Friday, November 12, 2010

Book-A-Day 2010 # 282 (11/12) -- Jack of Fables, Vol. 7 by Willingham Sturges Roberson Braun Akins Marzan Pepoy

Serial comics do have to go on as long as they have an audience, even if the "real" story is over -- as Jack of Fables seemingly wrapped up its over-arching story of Literals and the Fate of the World in the last volume (the combined collection The Great Fables Crossover, which I reviewed as Book-A-Day # 129) -- and so The New Adventures of Jack and Jack, the seventh collection of the Jack of Fables series, follows two so-far-independent stories.

Jack -- aka Jack Horner, or Jack of the Fables, or just about every other Jack you remember from childhood stories -- is back on the road, with his sidekick Gary, who used to be the Literal Pathetic Fallacy, but now, apparently, isn't. (There's also the usual post-Crisis-style "I'm talking about things that I then claim I don't remember, to nudge the reader in the ribs" to establish the new status quo -- though, as I recall, worlds did not live or die, particularly, in the previous Jack of Fables story.) And Jack's son, the vastly younger, more innocent, and more conventionally heroic Jack Frost, is off on his own path, looking for adventure and to do good deeds. (Having recently rewatched the MST3K episode Jack Frost, I couldn't help but be struck by the "I must do good deed" parallels, though this young hero never gets a bear's head or gets into a stomping contest with Baba Yaga.)
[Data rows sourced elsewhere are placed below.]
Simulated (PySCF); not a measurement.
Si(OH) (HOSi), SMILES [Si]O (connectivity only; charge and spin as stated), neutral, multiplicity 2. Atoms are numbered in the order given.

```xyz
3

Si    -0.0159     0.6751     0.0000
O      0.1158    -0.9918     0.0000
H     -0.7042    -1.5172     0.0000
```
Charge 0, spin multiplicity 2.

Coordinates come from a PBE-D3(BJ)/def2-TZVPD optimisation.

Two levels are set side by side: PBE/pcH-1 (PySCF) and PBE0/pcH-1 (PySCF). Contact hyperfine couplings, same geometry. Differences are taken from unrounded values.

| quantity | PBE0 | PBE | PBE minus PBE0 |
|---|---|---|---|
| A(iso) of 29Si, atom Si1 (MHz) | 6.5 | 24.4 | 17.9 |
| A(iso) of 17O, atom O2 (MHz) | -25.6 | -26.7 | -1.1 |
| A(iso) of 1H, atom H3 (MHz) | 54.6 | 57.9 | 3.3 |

So, after a single-issue story written by Chris Roberson and drawn by Tony Akins involving Jack, Lord of the Apes (which may have been a try-out or fill-in of some description, or possibly just a way to give the usual crew a month to catch up), that usual crew -- writers Bill Willingham and Matthew Sturges, artist Russ Brawn -- bounces between the separate adventures of our pair of Jacks. Jack the elder finds himself changing in unexpected ways, but does not actually develop an actual story in this volume. (In fact, there's a concluding caption that implies -- in the arch, generally misleading style the series has often used -- that he's been written out of the book entirely, but I entirely doubt that. He may disappear for a story arc or two, but he'll be back, like a bad penny.)

Young Jack Frost takes the inevitable pilgrimage to the seat of the former empire of the Adversary (where his nasty mother is entombed alive along with most of the Big Bads of that empire), renounces enough of her powers to keep his story interesting now that he's not battling someone who can rewrite the universe, and meets his own sidekick (Macduff, a wooden owl carved by you-can-guess-who). Frost and Macduff then have a minor adventure off on a random fable-world, which may or may not set the tone for the next stretch of this series.

It all looks very much like a reboot, substituting a very different protagonist and set of stories in the middle of a series -- but, then again, the original Jack was more the irritating grain of sand at the middle of a pearl than an enticing and engaging hero, so it's not as if we'll entirely miss him. We'll have to see where Jack of Fables goes from here -- I do have my suspicions that this "new direction" will not prove to be deeply enduring -- but getting away from Jack, even for a little while, is just fine.